Travelers heading home from the holidays typically pack airport terminals this time of year but for some the destination was Colorado and a long line to buy marijuana.

Most out of state visitors, according to a recent Colorado tourism study, come from Texas. While the new law could attract more, those who spoke to FOX 7 Thursday, while in downtown Austin, questioned if legal consequences are being ignored.

"Some of my friends have been interested in it. I've haven't thought about it to be honest," said Amanda Barmmer.

Under the new law, Colorado residents 21 and over can buy up to an ounce of marijuana; non-residents can only purchase up to a quarter-ounce and it must be consumed in that state.

"They don't think past their nose, so they'll go to Colorado and come back and have a drug test, or let they'd let their employer know they just went to Colorado and bring it down upon themselves," Matthew Talbot.

It's not a souvenir to be brought back to Texas. Possession of 2 oz. or less that up to about 120 joints results in a Misdemeanor citation, 180 days jail and a $ 2,000 fine.

"This is not a, what goes on in Denver, what goes on in Colorado stays in Colorado it follows you back with you," said Austin defense attorney Travis Williamson.

Traces of marijuana can stay in you system for weeks, according to Williamson, and in hair for years. So workers who are subject to drug testing could be suspended or fired after a trip to the high country.

"I don't think anyone should be comfortable with, I'd just play stupid, I didn't know that if I partake of the substance in Colorado, its legal, I'll use that as a defense," said Williamson.
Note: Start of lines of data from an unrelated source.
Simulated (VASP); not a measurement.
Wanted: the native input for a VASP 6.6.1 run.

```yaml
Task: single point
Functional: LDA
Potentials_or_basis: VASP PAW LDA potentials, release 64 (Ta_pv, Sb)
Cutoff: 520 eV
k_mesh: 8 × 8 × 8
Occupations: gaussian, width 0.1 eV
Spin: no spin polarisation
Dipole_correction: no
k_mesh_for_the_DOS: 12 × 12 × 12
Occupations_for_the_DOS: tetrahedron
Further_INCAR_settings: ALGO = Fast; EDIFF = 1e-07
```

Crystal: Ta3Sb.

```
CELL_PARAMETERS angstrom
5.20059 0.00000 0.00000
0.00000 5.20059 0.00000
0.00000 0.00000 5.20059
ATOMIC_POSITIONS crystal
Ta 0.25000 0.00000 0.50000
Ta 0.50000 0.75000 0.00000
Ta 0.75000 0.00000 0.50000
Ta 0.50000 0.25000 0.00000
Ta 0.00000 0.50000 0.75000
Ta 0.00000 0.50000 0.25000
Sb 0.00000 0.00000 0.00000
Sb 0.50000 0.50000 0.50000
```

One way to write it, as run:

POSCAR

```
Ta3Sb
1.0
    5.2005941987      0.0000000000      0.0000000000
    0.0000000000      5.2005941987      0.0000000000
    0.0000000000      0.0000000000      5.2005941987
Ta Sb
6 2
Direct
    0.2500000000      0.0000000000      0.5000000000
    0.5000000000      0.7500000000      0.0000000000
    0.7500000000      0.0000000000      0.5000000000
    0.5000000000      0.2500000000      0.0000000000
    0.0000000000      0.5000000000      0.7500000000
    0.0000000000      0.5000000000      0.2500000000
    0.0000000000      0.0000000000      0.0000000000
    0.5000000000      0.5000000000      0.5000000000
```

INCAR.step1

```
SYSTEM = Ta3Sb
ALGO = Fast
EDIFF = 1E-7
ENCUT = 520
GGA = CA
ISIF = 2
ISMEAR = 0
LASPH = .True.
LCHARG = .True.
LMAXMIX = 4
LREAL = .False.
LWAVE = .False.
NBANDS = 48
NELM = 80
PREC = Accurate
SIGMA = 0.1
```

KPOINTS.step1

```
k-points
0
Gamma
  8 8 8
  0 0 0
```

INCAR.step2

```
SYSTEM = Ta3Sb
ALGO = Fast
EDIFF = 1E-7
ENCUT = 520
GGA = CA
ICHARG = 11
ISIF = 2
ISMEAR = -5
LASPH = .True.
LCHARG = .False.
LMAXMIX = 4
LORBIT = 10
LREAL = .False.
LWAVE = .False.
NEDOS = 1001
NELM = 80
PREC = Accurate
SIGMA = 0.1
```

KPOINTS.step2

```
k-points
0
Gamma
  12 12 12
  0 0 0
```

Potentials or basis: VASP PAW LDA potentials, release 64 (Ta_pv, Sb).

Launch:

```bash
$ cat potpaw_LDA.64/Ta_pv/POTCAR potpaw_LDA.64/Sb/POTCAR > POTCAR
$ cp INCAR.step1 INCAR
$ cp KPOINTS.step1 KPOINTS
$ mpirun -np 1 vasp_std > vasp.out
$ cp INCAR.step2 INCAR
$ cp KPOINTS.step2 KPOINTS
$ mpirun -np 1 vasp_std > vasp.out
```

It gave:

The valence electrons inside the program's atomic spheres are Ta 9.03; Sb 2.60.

It's important to read your employee handbook and understand what's not allowed and when. Flaming up may actually be ok, but you could also get tripped up by social media. Pictures on Twitter and sites like Facebook can be used against you by your boss.

"You're in your ski lodge, you got your feet up with a martini in one hand and pipe full of marijuana in the other, and that gets out in social media, on the internet, somehow brings discredit to your employer, in his or her opinion those are the cases I think are going to be much more likely and there's going to be more issue on them," said Williamson.